Accelerated Computing

Notes on neural networks: basic concepts

2 October 2023


A neural network is (broadly speaking) a collection of transformations arranged in a sequence of layers of neurons. A neuron is made up of some weights $W$, a bias $b$, and (frequently) a non-linear function $g$. Examples of non-linear functions typically used are ReLU, tanh, softmax, and sigmoid. A neuron in layer $i$ takes as inputs the outputs of the neurons in layer $i - 1$, applies the linear transformation encoded by its weights, adds its bias, then finally outputs the value of $g$ applied to the sum. The neurons, together with their inputs and outputs, form a computation graph, where an edge from neuron $s$ to neuron $t$ indicates that the output of $s$ is used in the computation of $t$. In practice, networks are often created with random weights and biases equal to zero.

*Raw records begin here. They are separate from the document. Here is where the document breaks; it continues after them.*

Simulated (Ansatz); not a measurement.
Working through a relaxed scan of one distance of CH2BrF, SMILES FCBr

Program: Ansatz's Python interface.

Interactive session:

Neural networks are trained by minimising a loss function $L$. Given some training examples $X$ and labels $Y$, if $\hat{Y}$ denotes the output of a network on $X$, then $L = L(\hat{Y}, Y)$ should be chosen such that it takes non-negative values, and such that the closer $\hat{Y}$ is to $Y$, the smaller $L$ becomes. Examples of loss functions include mean squared error and binary cross entropy. Minimising the loss is achieved through adjusting all the weights and biases in the network in a way that minimises the distance between $\hat{Y}$ and $Y$. This is done via the process of backpropagation – iterating over the computation graph backwards from $L$, computing the derivatives of all weights and biases with respect to $L$, and using those to update the network parameters (the set of all weights and biases) in such a way that results in a reduced loss. For example, during gradient descent, a network parameter is updated by subtracting from it some small multiple – known as the learning rate – of its gradient.

Backpropagation is a topic worthy of its own post, but the general idea is that by successively applying the chain rule to nodes in our computation graph – in a carefully chosen order – we can compute the gradient of our network parameters with respect to some loss, no matter how deep the network architecture.


Let’s use PyTorch1 to try to learn the function which takes a point on the plane and maps it to $1$ if it lies within the unit circle, and zero otherwise:

$$ (x_1, x_2) \mapsto \begin{cases} 1 &\text{if } x_1^2 + x_2^2 < 1 \\ 0 &\text{otherwise} \end{cases} $$

We’ll construct a network with three layers: one hidden layer with ten neurons, one hidden layer with five neurons, and a final output layer with a single neuron. For the non-linear functions, we’ll use ReLU in the hidden layers, and sigmoid for the output layer.2 We create a synthetic dataset of $10,000$ points, partitioned (in a roughly $80$:$20$ split) into $n_{\text{train}}$ training examples, and $n_{\text{dev}}$ examples to be held back, only to be used in evaluating our model’s performance after training has complete. To keep things simple, we’ll use a fixed epoch count (the number of iterations of the training loop performed) of $1,000$ and learning rate of $0.5$.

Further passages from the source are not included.